Down towards the Pyrenees the wines change notably in colour, price and quality, and they are good wines too. Those of Bergerac and Quercy are rich, red wines sold mostly in the markets of Cahors; and the wines of Toulouse, grown on the sunny hill-slopes between Toulouse and the frontier, are thick, alcoholic wines frequently blended with real Bordeaux—to give body, not flavour.
The wines of Armagnac are mostly turned into eau de vie, and just as good eau de vie as that of Cognac, though without its flavour, and without its advertising, which is the chief reason why the two or three principal brands of cognac are called for at the wine-dealers.
At Chalosse, in the Landes, between Bayonne and Bordeaux, are also grown wines made mostly into eau de vie.
Béarn produces a light coloured wine, a specialty of the country, and an acquired taste like olives and Gorgonzola cheese. From Béarn, also, comes the famous cru de Jurançon, celebrated since the days of Henri Quatre, a simple, full-bodied, delicious-tasting, red wine.
Thirteen départements of modern France comprise largely the wine-growing region of the basin of the Garonne, included in the territory covered by this book. This region gives a wine crop of thirteen and a half millions of hectolitres a year. In thirty years the production has augmented by sixty per cent., and still dealers very often sell a fabricated imitation of the genuine thing. Wine drinking is increasing as well as alcoholism, regardless of what the doctors try to prove.

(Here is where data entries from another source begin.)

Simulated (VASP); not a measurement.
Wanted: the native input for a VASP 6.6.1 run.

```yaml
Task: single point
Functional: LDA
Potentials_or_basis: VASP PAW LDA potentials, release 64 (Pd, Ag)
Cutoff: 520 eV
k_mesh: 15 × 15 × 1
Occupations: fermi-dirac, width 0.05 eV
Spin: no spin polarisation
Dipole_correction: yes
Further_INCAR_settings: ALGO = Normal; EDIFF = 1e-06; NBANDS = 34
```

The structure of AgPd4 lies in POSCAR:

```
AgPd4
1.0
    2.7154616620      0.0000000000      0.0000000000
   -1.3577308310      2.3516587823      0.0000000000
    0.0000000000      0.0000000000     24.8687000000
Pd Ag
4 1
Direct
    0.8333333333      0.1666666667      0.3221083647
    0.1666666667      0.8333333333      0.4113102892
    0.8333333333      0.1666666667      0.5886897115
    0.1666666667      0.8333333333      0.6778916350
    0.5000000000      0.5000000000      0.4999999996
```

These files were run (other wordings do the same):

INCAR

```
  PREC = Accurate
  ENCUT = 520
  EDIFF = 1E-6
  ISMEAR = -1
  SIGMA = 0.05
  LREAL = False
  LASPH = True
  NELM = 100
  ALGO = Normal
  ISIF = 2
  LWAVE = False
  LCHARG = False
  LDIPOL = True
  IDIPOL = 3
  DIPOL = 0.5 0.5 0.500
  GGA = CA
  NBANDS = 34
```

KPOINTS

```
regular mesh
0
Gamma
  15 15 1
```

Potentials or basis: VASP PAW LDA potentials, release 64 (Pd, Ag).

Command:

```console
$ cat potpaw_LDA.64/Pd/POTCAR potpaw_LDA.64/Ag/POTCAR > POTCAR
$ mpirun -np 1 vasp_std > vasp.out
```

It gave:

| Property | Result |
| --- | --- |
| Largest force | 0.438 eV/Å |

The wines of the Midi of France in general are famous, and have been for generations, to bons vivants. The soil, the climate and pretty much everything else is favourable to the vine, from the Spanish frontier in the Pyrenees to that of Italy in the Alpes-Maritimes. The wines of the Midi are of three sorts, each quite distinct from the others; the ordinary table wines, the cordials, and the wines for distilling, or for blending. Within the topographical confines of this book one distinguishes all three of these groups, those of Roussillon, those of Languedoc, and those of Armagnac.
The rocky soil of Roussillon, alone, for example (neighbouring Collioure, Banyuls and Rivesaltes), gives each of the three, and the heavy wines of the same region, for blending (most frequently with Bordeaux), are greatly in demand among expert wine-factors all over France. In the Département de l’Aude, the wines of Lézignan and Ginestas are attached to this last group. The traffic in these wines is concentrated at Carcassonne and Narbonne. At Limoux there is a specialty known as Blanquette de Limoux—a wine greatly esteemed, and almost as good an imitation of champagne as is that of Saumur.
In Languedoc, in the Département of Hérault, and Gard, twelve millions of hectolitres are produced yearly of a heavy-bodied red wine, also largely used for fortifying other wines and used, naturally, in the neighbourhood, pure or mixed with water. This thinning out with water is almost necessary; the drinker who formerly got outside of three bottles of port before crawling under the table, would go to pieces long before he had consumed the same quantity of local wine unmixed with water at a Montpellier or Béziers table d’hôte.
At Cette, at Frontignan, and at Lunel are fabricated many “foreign” wines, including the Malagas, the Madères and the Xeres of commerce. Above all the Muscat de Frontignan is revered among its competitors, and it’s not a “foreign” wine either, but the juice of dried grapes or raisins,—grape juice if you like,—a sweet, mild dessert wine, very, very popular with the ladies.
There is a considerable crop of table raisins in the Midi, particularly at Montauban and in maritime Provence which, if not rivalling those of Malaga in looks, have certainly a more delicate flavour.
Along with the wines of the Midi may well be coupled the olives. For oil those of the Bouches-du-Rhône are the best. They bring the highest prices in the foreign market, but along the easterly slopes of the Pyrenees, in Roussillon, in the Aude, and in Hérault and Gard they run a close second. The olives of France are not the fat, plump, “queen” olives, sold usually in little glass jars, but a much smaller, greener, less meaty variety, but richer in oil and nutriment.
The olive trees grow in long ranks and files, amid the vines or even cereals, very much trimmed (in goblet shape, so that the ripening sun may reach the inner branches) and are of small size. Their pale green, shimmering foliage holds the year round, but demands a warm sunny climate. The olive trees of the Midi of France—as far west as the Comté de Foix in the Pyrenees, and as far north as Montelimar on the Rhône—are quite the most frequently noted characteristic of the landscape. The olive will not grow, however, above an altitude of four hundred metres.
The foregoing pages outline in brief the chief characteristics of the present day aspect of the old Pyrenean French provinces of which Béarn and Basse-Navarre, with the Comté de Foix were the heart and soul.
The topographical aspect of the Pyrenees, their history, and as full a description of their inhabitants as need be given will be found in a section dedicated thereto.
For the rest, the romantic stories of kings and counts, and of lords and ladies, and their feudal fortresses and Renaissance châteaux, with a mention of such structures of interest as naturally come within nearby vision will be found duly recorded further on.